The High Court quashed the 16-year ban, to the dismay of the government, after Farrakhan appealed against it.

But on Tuesday, the Court of Appeal said Home Secretary David Blunkett's decision to maintain the ban was correct based upon his assessment of the risk that Farrakhan's "notorious opinions" might provoke disorder.

The three judges said: "In evaluating that risk the Home Secretary had had regard to tensions in the Middle East current at the time of his decision."

The judges, who had been told that Farrakhan was well-known for making anti-Semitic and racially divisive views, allowed the appeal and refused permission to take the case to the House of Lords.

Blunkett said in a statement after the ruling: "I am very relieved that the view taken by successive Home Secretaries has been vindicated and the Home Secretary's right to exclude someone from the country whose presence is not conducive to good public order has been upheld.

"This has been a long haul but I am pleased with today's ruling which makes clear that the Home Secretary is both best placed and democratically accountable for these decisions."

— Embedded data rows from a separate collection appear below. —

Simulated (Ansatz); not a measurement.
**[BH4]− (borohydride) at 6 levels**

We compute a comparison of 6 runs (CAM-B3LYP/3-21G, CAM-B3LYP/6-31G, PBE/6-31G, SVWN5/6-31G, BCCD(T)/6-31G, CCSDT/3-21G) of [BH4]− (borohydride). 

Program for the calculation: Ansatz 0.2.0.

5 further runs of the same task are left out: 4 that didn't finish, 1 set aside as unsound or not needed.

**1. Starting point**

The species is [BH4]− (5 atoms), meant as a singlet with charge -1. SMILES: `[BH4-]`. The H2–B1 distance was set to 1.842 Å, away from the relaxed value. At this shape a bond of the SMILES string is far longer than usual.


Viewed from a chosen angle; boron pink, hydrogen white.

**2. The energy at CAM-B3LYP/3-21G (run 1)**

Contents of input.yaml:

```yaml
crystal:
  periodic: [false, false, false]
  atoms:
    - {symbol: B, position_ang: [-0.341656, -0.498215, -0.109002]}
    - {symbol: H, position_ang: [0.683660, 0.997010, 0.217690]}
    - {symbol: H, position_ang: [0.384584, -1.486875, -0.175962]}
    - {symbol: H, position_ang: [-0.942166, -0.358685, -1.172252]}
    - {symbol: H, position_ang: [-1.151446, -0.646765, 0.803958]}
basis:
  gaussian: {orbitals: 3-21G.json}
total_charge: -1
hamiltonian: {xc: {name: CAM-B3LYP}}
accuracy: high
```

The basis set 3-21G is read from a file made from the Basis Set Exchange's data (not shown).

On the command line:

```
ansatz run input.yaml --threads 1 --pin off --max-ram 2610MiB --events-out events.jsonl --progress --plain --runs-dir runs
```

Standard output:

Minister Hilary Muhammed, Farrakhan's representative in the UK, said: "Obviously we are disappointed but we are not excessively surprised.

"Very seldom do black people enjoy good news from any court anywhere to be found. We have to live with bad news on a daily basis."

He said that an appeal was being considered.

"We will continue to fight this injustice because we believe faith and justice is on our side. We have to fight for what is our due right."

Lord Janner of Braunstone QC, chairman of the Holocaust Educational Trust, told the Press Association: "I am delighted that the law has acted justly, realising the damage that Farrakhan could have done to Britain, particularly now at a time of political unrest in the Middle East, Europe and here.

"With our local elections next week, the BNP do not need encouragement from the likes of Farrakhan."

Farrakhan, 68, is the leader of the Chicago-based Nation of Islam, the published aims of which include "the regeneration of black self-esteem, dignity and self-discipline."

He has been seeking since 1986 to enter Britain to address his followers who have set up their own UK branch.

Successive Home Secretaries have refused permission but in October last year Mr Justice Turner ruled that then Home Secretary Jack Straw had failed to give justification for excluding Farrakhan from the country in 2000.

Monica Carss-Frisk QC, representing Blunkett, told the Court of Appeal judges that the right to freedom of expression enshrined in the Human Rights Convention did not apply in a case involving a decision on whether to allow a non-national into the country.

She said: "The Home Secretary was entitled to conclude that Mr Farrakhan is well known for expressing anti-Semitic and racially divisive views, particularly at a time of political unrest in the Middle East.

"To allow him into the country would pose a significant threat to community relations and public order and was therefore contrary to the public good."

Nicholas Blake QC, representing Farrakhan, told the court that in the years since the first exclusion order was made, his client had achieved a status as a spiritual and political voice of the African-American community in the U.S.

Blake said Farrakhan was not a fascist sympathiser, a holocaust denier or a supremacist seeking to liquidate other religions or races.

He said Farrakhan had not only targeted Jews in his speeches but had also "said unkind things about whites, Catholics and gays."

He added: "It is absurd to say that this is a man who is a rabble rouser. He has never been convicted of any disorderly conduct as neither has anyone who attended his meetings."